The Mysterians
            

Director: Ishiro Honda
Year: 1957
Rating: 7.5

In Japanese

Ishirô Honda offers up a smorgasbord of ideas, style and special effects in this fabulous film. It is filled to the brim with ideas that he wanted to send the world and after his three Kaiju films, Honda took the leap into sci-fi, space and aliens. Over the next few years he was to bounce back and forth between monsters and sci-fi. He has said that this is his favorite film. I can see why he felt that way. Aliens, spaceships, giant robots, nifty designs, colorful alien costumes, a pumping soundtrack from Akira Ifukbe and inspired modeling from Eiji Tsuburaya make this a delight. But what was most important to Honda was the message that overrides all of this. Stop the madness. Stop building more and more powerful weapons that could already destroy the planet twenty-times over. One mistake, one accident, one crazy ruler or general could make earth uninhabitable. Back in 1957 that almost seemed inevitable. Humans would screw up eventually. I recall hiding under my desk at school. That we haven’t is really astonishing. Yet. Another message is the danger of science. Science for science sake without contemplating the potential repercussions. Because there is always two sides to every discovery, every advancement. Look at social media. It seemed like such a great idea – people communicating globally, trading ideas and knowledge. But it also let loose the hate, the crazies, the conspiracies, the disinformation that are pushing us into two separate camps.

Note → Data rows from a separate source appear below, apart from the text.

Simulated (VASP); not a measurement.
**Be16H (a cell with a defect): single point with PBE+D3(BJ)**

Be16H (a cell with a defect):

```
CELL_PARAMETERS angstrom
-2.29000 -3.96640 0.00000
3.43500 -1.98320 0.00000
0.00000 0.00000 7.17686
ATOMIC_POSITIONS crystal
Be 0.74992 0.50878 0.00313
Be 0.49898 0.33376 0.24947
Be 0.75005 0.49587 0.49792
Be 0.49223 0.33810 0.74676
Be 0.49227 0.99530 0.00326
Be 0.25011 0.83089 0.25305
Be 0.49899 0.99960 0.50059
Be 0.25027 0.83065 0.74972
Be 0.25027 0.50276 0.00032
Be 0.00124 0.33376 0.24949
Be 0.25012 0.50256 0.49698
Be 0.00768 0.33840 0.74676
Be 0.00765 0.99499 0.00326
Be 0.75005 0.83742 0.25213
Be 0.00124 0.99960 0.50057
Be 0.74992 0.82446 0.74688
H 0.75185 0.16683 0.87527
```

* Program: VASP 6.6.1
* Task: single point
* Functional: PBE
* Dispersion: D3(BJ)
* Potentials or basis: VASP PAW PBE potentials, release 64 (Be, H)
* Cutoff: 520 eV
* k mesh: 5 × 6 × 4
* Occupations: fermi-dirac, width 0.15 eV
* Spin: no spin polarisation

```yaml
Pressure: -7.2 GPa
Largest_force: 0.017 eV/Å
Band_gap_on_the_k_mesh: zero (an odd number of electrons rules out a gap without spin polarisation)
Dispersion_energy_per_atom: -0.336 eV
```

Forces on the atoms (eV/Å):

His ideas filter through the film but it is also a dazzling display of style and special effects (for its time). The models of tanks, space ships, giant robots, air craft, a giant dome that comes out of the earth, the interiors of the dome, a village simply disappearing into the ground, another being swept away by a flood are great fun to watch. It begins at a festival in a small village and our four main characters are there from Tokyo. The astro-physicist Shiraishi (Akihiko Hirata), his friend Joji (Kenji Sahara), Hiroko (Momoko Kochi), the ex-girlfriend of Shiraishi and Shiraishi’s sister, Etsuko (Yumi Shirakawa). A large fire breaks out in the forest and Shiraishi runs towards it and disappears, thought to be dead. The following day the village disappears, and a giant robot called Mogera appears striding out of the forest.



And then the dome emerges out of the ground and the inhabitants within make a few demands of five scientists that they invite inside (the main one being played by Takashi Shimura). The requests are few after warning the scientists that they have nukes that make the H-Bomb look like a child’s toy. We need two miles of your land. Ok, why not. Oh, and to have sex and procreate with earth women. They explain that on their planet they had a nuclear war and now only a small percentage can have offspring. The inside of the dome is sleek with long winding hallways and the Mysterians all wear different colored cloaks and helmets to denote their ranks. We never really see what they look like. They show the scientists pictures of the five women they want to begin with – and Etsuko and Hiroko are among them! In fact, they are all Japanese. Racism! Nothing against Japanese women but this being 1957 I would have included Marilyn Monroe, Brigitte Bardot and Sophia Loren. Some diversity. And of course, if Japanese how could they not choose Kumi Mizuno. But maybe that is just me.



Instead of offering up their women, the Japanese attack with everything they can. Not a dent in the dome. The aliens cause a flood that wipes out the military and another village. Maybe five women would have been a better idea. The Americans and Soviets pitch in and come up with a cool weapon - working together! But it is a door left open and an entrance from a cave that they forgot about that may undo them. The small mistakes. Some maintenance Mysterian I expect. Shot in Tohoscope with vivid colors, it looks great. The battles of models against models is terrific and for its time it had to be awesome to see this on the big screen. There is just enough of a personal story to make you care a tiny bit when the Mysterians drop down from a spaceship and kidnap our two girls, but it never intrudes into the story. Perhaps too many meetings but that is a characteristic of all the Kaiju films and I think there is a cultural reason for that – consensus before acting. This was a big hit in Japan and later dubbed and brought to America. Simply put, this is visually very cool.